Wait Until The Dust Settles...
*Sigh* I went downtown with my last two waterbottles of wine, with the intention of drinking and finding something fun to do. I sat down by the lake, and drank with myself, and was happy. And then I got up... and walked around for a while... and started feeling more drunk... and suddenly realized that there was nothing for me to do but go home and be kinda drunk for the rest of the night.
And as soon as I got home Mom started bitching at me, and my mood just sunk lower and lower, until I was at the point where I was smacking my computer for being a little too slow, or a little too loud, or whatever I felt at the time. And I got to that point where I would be talking to people, or not talking to people... and someone would say something in such a way, or someone would not say something, or not respond in the way I wanted, or someone would not be online, or someone's blog would not say the things I wanted it to say...
And I came back to that old, selfish fantasy... where I could curl up in my bed, and blink my eyes, and a month would have gone past, or whatever time I wanted, and I wouldn't know it, but everyone else would, and I would walk into school, a triumphant hero (in my own mind at least), and everyone would be amazed, they would ask where I had been, tell me how much they had missed me, they had never realized it before but they never wanted me to go away again, and I would be reminded that there are people that love me, and I really am important to people, and to life in general.

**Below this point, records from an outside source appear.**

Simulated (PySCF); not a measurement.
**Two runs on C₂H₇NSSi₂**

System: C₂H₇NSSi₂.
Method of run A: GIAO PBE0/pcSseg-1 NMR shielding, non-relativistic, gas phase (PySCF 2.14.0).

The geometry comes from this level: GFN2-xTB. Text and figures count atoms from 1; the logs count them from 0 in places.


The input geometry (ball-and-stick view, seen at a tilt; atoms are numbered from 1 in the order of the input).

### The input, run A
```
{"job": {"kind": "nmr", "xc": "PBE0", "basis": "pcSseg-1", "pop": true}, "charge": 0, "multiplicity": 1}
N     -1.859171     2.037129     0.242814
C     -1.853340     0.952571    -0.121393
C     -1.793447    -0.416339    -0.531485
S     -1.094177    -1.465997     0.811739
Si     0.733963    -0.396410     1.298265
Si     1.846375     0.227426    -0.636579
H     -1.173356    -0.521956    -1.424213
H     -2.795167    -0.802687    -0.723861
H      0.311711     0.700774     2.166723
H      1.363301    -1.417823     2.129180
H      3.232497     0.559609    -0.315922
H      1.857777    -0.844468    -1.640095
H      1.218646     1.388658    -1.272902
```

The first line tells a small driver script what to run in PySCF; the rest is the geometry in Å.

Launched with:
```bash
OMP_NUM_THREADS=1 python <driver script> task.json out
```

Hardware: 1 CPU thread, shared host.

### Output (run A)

And it's an urgent thing, I need this power *right* *now*, and I need to just be able to blink and pass this time... because by tomorrow, I won't want this. I'll be happy again tomorrow, I think, and I will love you all tomorrow, I think, and I'll probably even remember that I am also loved. So if I am to have my revenge for things not going as I want them to, I need to take it right now, because I am not a vengeful person. This power will be wasted on me by tomorrow.
Maybe I'll just have a nap.
1 comment:
"Maybe I'll just have a nap."
Why does that seem to sum you up so nicely? Also, you should have got me to go to town with you... I had nothing to do.